The yogic trance state called ‘samadhi’ has several levels, including one that is known as ‘with seed’ and one ‘without seed’. The difference essentially is that the level ‘with seed’ means that it still retains the capacity to be broken by the intrusion of external stimuli and internal reaction or awakening of suppressed items in the consciousness.

On a similar note, the attempt to eliminate various movements, reactions, thoughts, emotions or feelings from the mind-life-body complex has to be seen as being ‘with seed’ unless and until these things are actually able to be eliminated from the subconscient level where they reside and remain ready to assert themselves when appropriately stirred up either through internal processes or external stimuli.
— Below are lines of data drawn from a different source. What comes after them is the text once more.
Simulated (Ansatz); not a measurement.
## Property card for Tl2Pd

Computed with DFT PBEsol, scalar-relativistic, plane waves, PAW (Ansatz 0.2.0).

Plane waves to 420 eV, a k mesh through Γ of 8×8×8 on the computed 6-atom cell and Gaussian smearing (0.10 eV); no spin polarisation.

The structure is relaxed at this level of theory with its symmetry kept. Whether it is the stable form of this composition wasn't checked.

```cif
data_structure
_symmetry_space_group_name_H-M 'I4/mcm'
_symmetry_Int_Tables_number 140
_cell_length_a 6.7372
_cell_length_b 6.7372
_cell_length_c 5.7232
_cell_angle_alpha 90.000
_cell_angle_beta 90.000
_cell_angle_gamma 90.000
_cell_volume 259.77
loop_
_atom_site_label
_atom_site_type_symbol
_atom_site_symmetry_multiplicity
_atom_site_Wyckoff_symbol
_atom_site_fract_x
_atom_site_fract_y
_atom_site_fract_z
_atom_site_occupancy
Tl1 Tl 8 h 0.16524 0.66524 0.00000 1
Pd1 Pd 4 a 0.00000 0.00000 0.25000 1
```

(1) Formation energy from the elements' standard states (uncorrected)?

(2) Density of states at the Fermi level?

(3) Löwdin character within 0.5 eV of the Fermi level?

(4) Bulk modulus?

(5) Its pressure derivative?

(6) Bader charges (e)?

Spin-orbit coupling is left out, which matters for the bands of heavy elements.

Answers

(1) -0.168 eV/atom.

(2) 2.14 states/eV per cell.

Sri Aurobindo writes; “It is a known psychological law that whatever is suppressed in the conscious mind remains in the subconscient being and recurs either in the waking state when the control is removed or else in sleep. Mental control by itself cannot eradicate anything entirely out of the being. The subconscient in the ordinary man includes the larger part of the vital being and the physical mind and also the secret body-consciousness.”

“The habit of strong recurrence of the same things in our physical consciousness, so that it is difficult to get rid of its habits, is largely due to a subconscient support. The subconscient is full of irrational habits.”

“…We mean by the subconscient that quite submerged part of our being in which there is no wakingly conscious and coherent thought, will or feeling organized reaction, but which yet receives obscurely the impressions of all things and stores them up in itself and from it too all sorts of stimuli, of persistent habitual movements, crudely repeated or disguised in strange forms can surge up into dream or into the waking nature. For if these impressions rise up most in dream in an incoherent and disorganized manner, they can also and do rise up into our waking consciousness as a mechanical repetition of old thoughts, old mental, vital and physical habits or an obscure stimulus to sensations, actions, emotions which do not originate in or from our conscious thought or will and are even often opposed to its perceptions, choice or dictates. In the subconscient there is an obscure mind full of obstinate Sanskaras, impressions, associations, fixed notions, habitual reactions formed by our past, an obscure vital full of the seeds of habitual desires, sensations and nervous reactions, a most obscure material which governs much that has to do with the condition of the body. It is largely responsible for our illnesses; chronic or repeated illnesses are indeed mainly due to the subconscient and its obstinate memory and habit of repetition of whatever has impressed itself upon the body consciousness.”

Sri Aurobindo and The Mother, Living Within: The Yoga Approach to Psychological Health and Growth, Introduction, The Subconscient and Its Disturbances, pp. xxvii-xxxii

Author's Bio: 

Santosh has been studying Sri Aurobindo's writings since 1971 and has a daily blog at http://sriaurobindostudies.wordpress.com and podcast at https://anchor.fm/santosh-krinsky He is author of 16 books and is editor-in-chief at Lotus Press. He is president of Institute for Wholistic Education, a non-profit focused on integrating spirituality into daily life.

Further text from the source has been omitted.